FMX | Connect – www.fmxconnect.com - (Reported 9/02/2010)
Excerpt from MARKET MUSINGS & DATA DECIPHERING
DODGING A BULLET, YES — OUT OF THE WOODS, NO
The U.S. employment report for August, much like the previously released ISM and chain store sales numbers, had the “muddle through” thumbprints all over it, which is why an equity and bond market bracing for a “double dip” scenario have reacted so violently in recent days. The data are hardly strong but admittedly are not consistent with the economy contracting this quarter. But the data do not alter our outlook for a double-dip scenario unfolding before year-end as the policy stimulus continues to fade and the inventory cycle subsides.
While capital spending remains a lynchpin as businesses replace obsolete machinery and equipment, its contribution to overall growth is actually showing signs of receding and we see nothing really in the consumer, housing, commercial construction, net exports or State & local government sectors to get us excited over the macro backdrop.
Now that the financial market sentiment is moving away from the “double dip” outcome, equity investors still have to confront what a “muddle through” scenario is going to mean for corporate profits because we had such a “muddle through” in the second quarter with 1.6% volume GDP growth, which translated, at a time of cycle-high margins, into virtually flat sequential corporate earnings growth. So, it would stand to reason that if there is vulnerability, it is highly unlikely that we will see profits rise 20% in the coming year as is currently the consensus view in the marketplace.

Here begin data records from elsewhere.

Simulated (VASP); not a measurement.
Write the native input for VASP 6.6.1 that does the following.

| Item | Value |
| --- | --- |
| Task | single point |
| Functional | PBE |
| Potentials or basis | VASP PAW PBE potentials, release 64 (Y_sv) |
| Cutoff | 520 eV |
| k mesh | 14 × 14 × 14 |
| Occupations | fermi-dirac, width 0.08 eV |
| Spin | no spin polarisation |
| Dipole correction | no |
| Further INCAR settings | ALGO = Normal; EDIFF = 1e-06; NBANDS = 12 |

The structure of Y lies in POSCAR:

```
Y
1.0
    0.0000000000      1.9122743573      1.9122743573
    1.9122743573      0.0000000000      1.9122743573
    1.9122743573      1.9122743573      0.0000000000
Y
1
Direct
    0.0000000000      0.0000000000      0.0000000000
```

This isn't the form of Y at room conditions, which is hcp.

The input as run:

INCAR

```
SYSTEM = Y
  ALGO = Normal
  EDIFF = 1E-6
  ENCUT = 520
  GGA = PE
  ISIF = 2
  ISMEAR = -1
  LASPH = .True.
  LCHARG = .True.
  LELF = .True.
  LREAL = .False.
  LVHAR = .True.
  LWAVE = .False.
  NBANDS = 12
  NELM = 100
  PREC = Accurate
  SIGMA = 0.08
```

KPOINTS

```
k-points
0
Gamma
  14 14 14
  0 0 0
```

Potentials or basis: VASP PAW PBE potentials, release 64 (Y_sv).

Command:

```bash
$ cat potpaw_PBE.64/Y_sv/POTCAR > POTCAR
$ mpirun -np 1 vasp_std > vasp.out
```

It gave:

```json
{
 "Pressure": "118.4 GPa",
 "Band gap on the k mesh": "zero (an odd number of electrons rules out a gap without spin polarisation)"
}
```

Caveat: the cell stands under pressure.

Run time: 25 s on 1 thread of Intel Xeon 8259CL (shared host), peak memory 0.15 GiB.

The jobs report was uninspiring in the aggregate but the bright spots cannot be readily dismissed. First, the private payroll number came in at +67,000, which was above the consensus estimate of +40,000, not to mention the ADP print of -10,000. This, along with the upward headline revisions of 123,000 and the 0.3% MoM gain in the wage number has the bulls rather excited.
But there were many other parts of the nonfarm report that left much to be desired. Here’s an unlucky seven examples of softness beneath the surface:
1.Aggregate hours worked were flat.
2.All the employment gains were part-time — full-time employment, as per the Household Survey, plunged 254,000.
3.Those working part-time for “economic reasons” surged 331,000 — the biggest increase in six months.
4.While private payrolls were better than expected, 10,000 of that +67,000 tally reflected returning construction workers who had been on strike.
5.Manufacturing employment was down 27,000 and total goods producing jobs were flat — hardly signs of a robust economic backdrop.
6.The diffusion index for private payrolls actually fell to 53.0 from 56.7 in July — a seven-month low. It was 68.0 at the April high, which is consistent with an economy slowing down to stall-speed.
7. The labour market gap widened with the all-inclusive U6 unemployment rate rising to a four-month high of 16.7% from 16.5% in July. This is why the odds are stacked against a sustained acceleration in wages.
There are a few more takeaways.
The latest batch of data has been highly confusing, to say the least. The chain store sales data were skewed by one-offs, such as retroactive jobless benefit checks that were mailed out in early August and the growing number (17 this year) of States offering sales tax holidays. We estimate that absent these influences, year-on-year sales growth would have been closer to 1% than 3%.
The spending data also belied the information contained in the Conference Board’s consumer confidence survey, as the facts-on-the ground ‘present situation’ index sagged to 24.9 in August from 26.4 in July — only 5% of the time in the past has it been so low. The ISM manufacturing index, which really got the ball rolling on this ‘take out the double-dip’ trade, managed to spike even though the three leading sub-indices — new orders, backlogs and vendor performance — all declined in what was a 1-in-100 event.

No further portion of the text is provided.